With all their donation begging, nothing will change, they will still spend money on useless seminars and continue to underfund security by hiring low paid web amateurs to do the important work
It's either a a Career Limiting Event, or a Career Learning event.
In the case of a Learning event, you keep your job, and take the time to make the environment more resilient to this kind of issue.
In the case of a Limiting event, you lose your job, and get hired somewhere else for significantly better pay, and make the new environment more resilient to this kind of issue.
Realistically, there’s a third option which it would be glib to not consider: you lose your job, get hired somewhere else, and screw up in some novel and highly avoidable way because deep down you aren’t as diligent or detail-oriented as you think you are.

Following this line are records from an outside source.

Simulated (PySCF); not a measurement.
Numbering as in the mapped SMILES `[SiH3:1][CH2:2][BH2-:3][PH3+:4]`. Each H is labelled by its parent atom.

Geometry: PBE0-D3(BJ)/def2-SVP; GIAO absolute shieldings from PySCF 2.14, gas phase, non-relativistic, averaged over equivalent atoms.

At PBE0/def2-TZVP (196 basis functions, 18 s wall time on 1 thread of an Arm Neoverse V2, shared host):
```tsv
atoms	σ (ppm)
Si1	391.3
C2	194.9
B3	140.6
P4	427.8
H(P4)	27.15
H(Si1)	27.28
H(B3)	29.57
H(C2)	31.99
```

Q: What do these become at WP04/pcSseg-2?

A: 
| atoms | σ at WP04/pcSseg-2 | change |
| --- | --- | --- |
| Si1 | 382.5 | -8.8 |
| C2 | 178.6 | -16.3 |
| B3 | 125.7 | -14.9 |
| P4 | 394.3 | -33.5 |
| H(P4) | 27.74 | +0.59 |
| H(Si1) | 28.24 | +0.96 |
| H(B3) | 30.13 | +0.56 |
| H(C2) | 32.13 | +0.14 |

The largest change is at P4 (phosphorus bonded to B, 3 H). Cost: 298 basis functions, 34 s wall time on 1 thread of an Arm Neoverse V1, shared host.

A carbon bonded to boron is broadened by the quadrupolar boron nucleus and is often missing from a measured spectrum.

In the average real world, the staff engineer learns nothing, regardless of whether they get to lose or keep their job. Some time down the line, they make other careless mistakes. Eventually they retire, having learned nothing.
I was able to run some stats at scale on this and people who make mistakes are more likely to make more mistakes, not less. Essentially sampling from a distribution of a propensity for mistakes and this dominated any sign of learning from mistakes. Someone who repeatedly makes mistakes is not repeatedly learning, they are accident prone.
My impression of mistakes was that they were an indicator of someone who was doing a lot of work. They're not necessarily making mistakes at a higher rate per unit of work, they just do more of both per unit of time.
From that perspective, it makes sense that the people who made the most mistakes in the past will also make the most mistakes in the future, but it's only because the people who did the most work in the past will do the most work in the future.
If you fire everyone who makes mistakes you'll be left only with the people who never make anything at all.
In this case it was trivial to normalize for work done.
It’s very human to want to be forgiving of mistakes, after all who has not made any mistakes, but there are different classes of mistakes made by all different types of people. If you make a mistake you are the same type of person, but if you are pulling from a distribution by sampling by those who have made mistakes you are biasing your sample in favor of those prone to making such mistakes. In my experience any effect of learning is much smaller than this initial bias.
A decade of data from many hundreds of people, help desk type roll where all communication was kept, mostly chat logs and emails. Machine learning with manual validation. The goal was to put a dollar figure on mistakes made since the customers were much more likely to quit and never come back if it was our fault, but also many customers are nothing but a constant pain in the ass so it was important to distinguish who was right whenever there was a conflict.
Mistakes made per call, like many things, were on a Pareto distribution, so 90% of the mistakes are made by 10% of the people. Identifying and firing those 10% made a huge difference. Some of the ‘mistakes’ were actually a result of corruption and they had management backing as management was enriching themselves at the cost of the company (a pretty common problem) so the initiative was killed after the first round.
This sounds really interesting but possibly qualitatively different than programming/engineering where automated improvements/iterations are part of the job (and what's rewarded)
What if you define a hard rule from this statistics that « you must fire anyone on error one »? Won’t your company be empty in a rather short timeframe?
[or will be composed only of doingNothing people?]
Why would you do that? You’re sampling from a distribution, a single sample only carries a small amount of information, repeat samples compound though.
I swear, I respect Vinge more and more based on how well he seems to understand human tendencies to plot some plausible trajectories for our civilization.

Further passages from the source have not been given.